Group Theory – When is Aut(G) Abelian?

abelian-groupsautomorphism-groupsgr.group-theory

let $G$ be a group such that $\mathrm{Aut}(G)$ is abelian. is then $G$ abelian?

This is a sort of generalization of the well-known exercise, that $G$ is abelian when $\mathrm{Aut}(G)$ is cyclic, but I have no idea how to answer it in general. At least, the finitely generated abelian groups $G$ such that $\mathrm{Aut}(G)$ is abelian can be classified.

Best Answer

From MathReviews:


MR0367059 (51 #3301) Jonah, D.; Konvisser, M. Some non-abelian $p$-groups with abelian automorphism groups. Arch. Math. (Basel) 26 (1975), 131--133.

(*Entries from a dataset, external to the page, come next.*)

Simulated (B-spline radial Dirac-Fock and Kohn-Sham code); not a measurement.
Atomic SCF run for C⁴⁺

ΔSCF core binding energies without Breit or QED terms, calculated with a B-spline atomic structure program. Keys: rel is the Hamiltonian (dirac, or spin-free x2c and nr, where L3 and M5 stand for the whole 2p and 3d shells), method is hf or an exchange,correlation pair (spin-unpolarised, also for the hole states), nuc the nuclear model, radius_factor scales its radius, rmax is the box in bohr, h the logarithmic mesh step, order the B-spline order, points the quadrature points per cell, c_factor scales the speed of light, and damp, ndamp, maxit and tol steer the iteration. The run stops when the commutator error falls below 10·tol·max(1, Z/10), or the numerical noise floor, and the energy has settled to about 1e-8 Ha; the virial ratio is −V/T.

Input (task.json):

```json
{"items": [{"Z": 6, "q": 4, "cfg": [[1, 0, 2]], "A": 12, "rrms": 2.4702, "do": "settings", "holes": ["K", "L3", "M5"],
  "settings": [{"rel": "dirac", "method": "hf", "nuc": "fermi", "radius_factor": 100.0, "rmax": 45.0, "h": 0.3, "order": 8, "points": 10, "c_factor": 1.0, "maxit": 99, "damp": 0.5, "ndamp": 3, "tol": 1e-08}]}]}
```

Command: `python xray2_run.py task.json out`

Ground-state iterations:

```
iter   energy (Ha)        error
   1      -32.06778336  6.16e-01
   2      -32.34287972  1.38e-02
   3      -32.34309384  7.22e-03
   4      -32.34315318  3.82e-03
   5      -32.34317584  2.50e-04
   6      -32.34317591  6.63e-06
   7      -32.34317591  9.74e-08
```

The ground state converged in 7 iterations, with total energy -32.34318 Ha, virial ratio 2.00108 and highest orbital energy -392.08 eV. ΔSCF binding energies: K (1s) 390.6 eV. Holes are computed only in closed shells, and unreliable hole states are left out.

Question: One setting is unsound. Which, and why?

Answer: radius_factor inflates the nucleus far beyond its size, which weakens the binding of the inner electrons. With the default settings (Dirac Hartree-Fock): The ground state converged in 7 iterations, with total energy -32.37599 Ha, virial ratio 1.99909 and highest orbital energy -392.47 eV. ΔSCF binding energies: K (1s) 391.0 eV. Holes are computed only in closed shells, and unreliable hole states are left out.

This paper exhibits, for each prime $p$, $p+1$ nonisomorphic groups of order $p^8$ with elementary abelian automorphism group of order $p^{16}$. All of these groups have elementary abelian and isomorphic commutator subgroups and commutator quotient groups, and they are nilpotent of class two. All their automorphisms are central. With the methods of the reviewer and Liebeck one could also construct other such groups, but the orders would be much larger.


FYI, I found this via a google search.

The first to construct such a group (of order $64 = 2^6$) was G.A. Miller* in 1913. If you know something about this early American group theorist (he studied groups of order 2, then groups of order 3, then...and he was good at it, and wrote hundreds of papers!), this is not so surprising. I found a nice treatment of "Miller groups" in Section 8 of

http://arxiv.org/PS_cache/math/pdf/0602/0602282v3.pdf

(*): The wikipedia page seems a little harsh. As the present example shows, he was a very clever guy.